Now, I could have used my technical writing tools to write my own manuscripts, but then they would have been in formats no one else could read:
(WendyCodesStuff, thank you for this example.) This system (git, markdown) is far more error-proof than Word and its track changes.
Imagine a world where, instead of everyone emailing easily corruptible files to each other, you just sent a link: “Hey, world famous author, your galley is ready!” or “Hey, fabulous editor of Big Five Publishing House, here are my edits,” and the whole record of every single change is visible to all.
We should have that world now, but we don’t. Instead, we have authors writing in Scrivener or Vellum, exporting to Word (ubiquitous as it is untrustworthy), maybe re-importing if you really have that kind of time, or giving up and continuing on in Word, leaving directories of unfinished content, and, if you are lucky, the final version in a hard-to-find email somewhere.
Almost nobody uses a modern tool. (Some do! Ask Ray Daniel about “markdown” at the next writer’s conference.) Nobody separates content from format sufficiently, and nobody does adequate source control. I suspect that the learning curve for these tools is so steep that you couldn’t both underpay people AND ask them to learn this kind of stuff.
Here is a list of problems that I found in my latest book, and fixed just in time:
- A quotation mark disappeared from the beginning of a dialog line. The line was a bit complicated, so the missing quote would have confused every reader at first. I still don’t know how it got deleted, so I can’t fix my process to prevent that error in the future.
- Formats were not applied to a single title page of 22 story title pages. The story was shorter than the rest, and the software I was using required me to apply a special font by hand to every title page (long story). I only noticed it because that error produced another error farther down the production line.
- When I saw a last-minute error (my own typo), I tried to fix it in the PDF before sending out an ARC. Clicking into the block of text changed the font in the whole paragraph, and there was no putting it back. (Yeah, I like Acrobat just two chinchilla whiskers more than Word.)

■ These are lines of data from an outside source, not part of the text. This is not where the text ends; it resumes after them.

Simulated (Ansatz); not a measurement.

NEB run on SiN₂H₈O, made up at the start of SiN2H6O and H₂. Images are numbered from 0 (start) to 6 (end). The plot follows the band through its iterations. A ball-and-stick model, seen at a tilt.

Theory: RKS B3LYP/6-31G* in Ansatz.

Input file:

- Because there is no intelligent reuse in fiction publishing, I had one ISBN number on the cover and a different one on the copyright page. In technical writing, you can create variables, place them wherever you want, and the right value shows up in each place. Handy when you do something to offend the Amazon gods and you have “republish” your book with a new ISBN before it was ever really published in the first place.
It’s nerve-wracking to send a book out into the world with absolutely no way to verify 100% that everything is right. It kills me. And there are definitely things I could do to improve my process. But I’m a human being. I cannot be perfect, I can only perfect my quality controls. And without proper tools, I can’t even do that.
Not Following the Process
There is a process for going from manuscript to published paperback:
- The writer sends in the manuscript.
- The editor reads, marks up, send the manuscript back for writer edits/acceptance.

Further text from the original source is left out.